Funds in doubt for State Hwy. 361 project
Open house STAFF PHOTO BY PHIL REYNOLDS Residents inspect proposals for improvements to State Hwy. 361 between Avenue G and Beach Access Road 1 as engineers and consultants explain the idea behind the project. The information was available at an open house hosted by the Texas Department of Transportation at the Port Aransas Civic Center on Thursday, Nov. 15. Port Aransas residents will have had a voice in how State Hwy. 361 looks between Avenue G and Beach Access Road 1 - if the project ever gets built.
Texas Department of Transportation (TxDOT) Area Engineer Martin Horst capped a 2 ½-hour open house at the Civic Center with a presentation to the city council on Thursday, Nov. 15, during which he pointed out that TxDOT has little money for new projects and is expected to put most of its funding into maintenance in the future.
The proposal to improve the socalled "Island Road" has been simmering since 2000. In 2003, when drawings were nearing completion, engineers pointed out that TxDOT hadn't allowed for drainage under the roadway and into wetlands lying west of the highway.
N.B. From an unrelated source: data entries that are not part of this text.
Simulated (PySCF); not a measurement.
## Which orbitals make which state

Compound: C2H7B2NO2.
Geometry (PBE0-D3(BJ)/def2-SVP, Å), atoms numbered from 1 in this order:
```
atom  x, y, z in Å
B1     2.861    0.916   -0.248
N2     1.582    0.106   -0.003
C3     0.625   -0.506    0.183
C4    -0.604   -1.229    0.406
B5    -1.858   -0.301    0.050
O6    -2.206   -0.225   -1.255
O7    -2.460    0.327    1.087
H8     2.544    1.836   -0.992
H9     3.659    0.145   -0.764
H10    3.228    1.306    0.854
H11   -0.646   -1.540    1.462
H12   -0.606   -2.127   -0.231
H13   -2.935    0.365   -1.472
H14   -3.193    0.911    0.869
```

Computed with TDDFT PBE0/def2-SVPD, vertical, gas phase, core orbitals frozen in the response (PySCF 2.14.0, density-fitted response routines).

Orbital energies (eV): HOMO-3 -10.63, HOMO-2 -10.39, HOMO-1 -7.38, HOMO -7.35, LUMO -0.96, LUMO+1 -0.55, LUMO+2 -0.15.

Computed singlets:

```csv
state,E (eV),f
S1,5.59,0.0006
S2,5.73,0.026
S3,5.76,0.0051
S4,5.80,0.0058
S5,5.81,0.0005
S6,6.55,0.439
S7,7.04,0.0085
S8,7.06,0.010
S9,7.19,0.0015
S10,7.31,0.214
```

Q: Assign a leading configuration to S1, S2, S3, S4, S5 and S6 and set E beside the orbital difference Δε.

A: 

Since then, progress has been slow.
At the open house, held from 2-4:30 p.m. in the civic center, residents were given the chance to look at sketches showing what the highway might look like if it were taken to its ultimate build-out: Two lanes in each direction with a 16-foot center median and leftturn lanes at selected intersections. Sidewalks and bike lanes would also be added along some sections of the road.
But a TxDOT news release also cautioned that the project could go anywhere from a full-blown improvement as shown in the drawings to "no-build," meaning nothing would be done on the project.
According to the presentation, the level of support the highway now gives is classed as a "C," or "acceptable." Even if the two lanes and left-turn lanes were added, TxDOT figures that in 20 years, that level would drop to a "D," called "below acceptable." And if nothing is done - the so-called "no build" option - that would probably wind up as an "E," or "not acceptable" level.
Those ratings are based on traffic flows measured over the course of a year and averaged, with allowances made for heavy traffic times of the year, engineers said.
Construction was originally to have started on the project in 2004, but as recently as 2005, City Engineer Jim Urban came to the planning and zoning (P&Z) commission and the city council to ask them to urge TxDOT to continue planning the project. Unless something is done, Urban told the two bodies, the $8 million - which comes from a TxDOT discretionary fund - might be spent on something else.
P&Z commissioners and city council members agreed on a proposal that would make State Hwy. 361 two lanes with a center median in each direction as far south as Beach Access Road 1.
To put more cash into the improvement project, the city agreed to pay the costs of any additional drainage not included in the original plan.
Kovacs said this week that he is working with the TxDOT district office in Corpus Christi to get the project under way as soon as possible. However, he said any decision to withdraw the discretionary funding for such projects would be made at the TxDOT commission level in Austin and would affect similar projects statewide.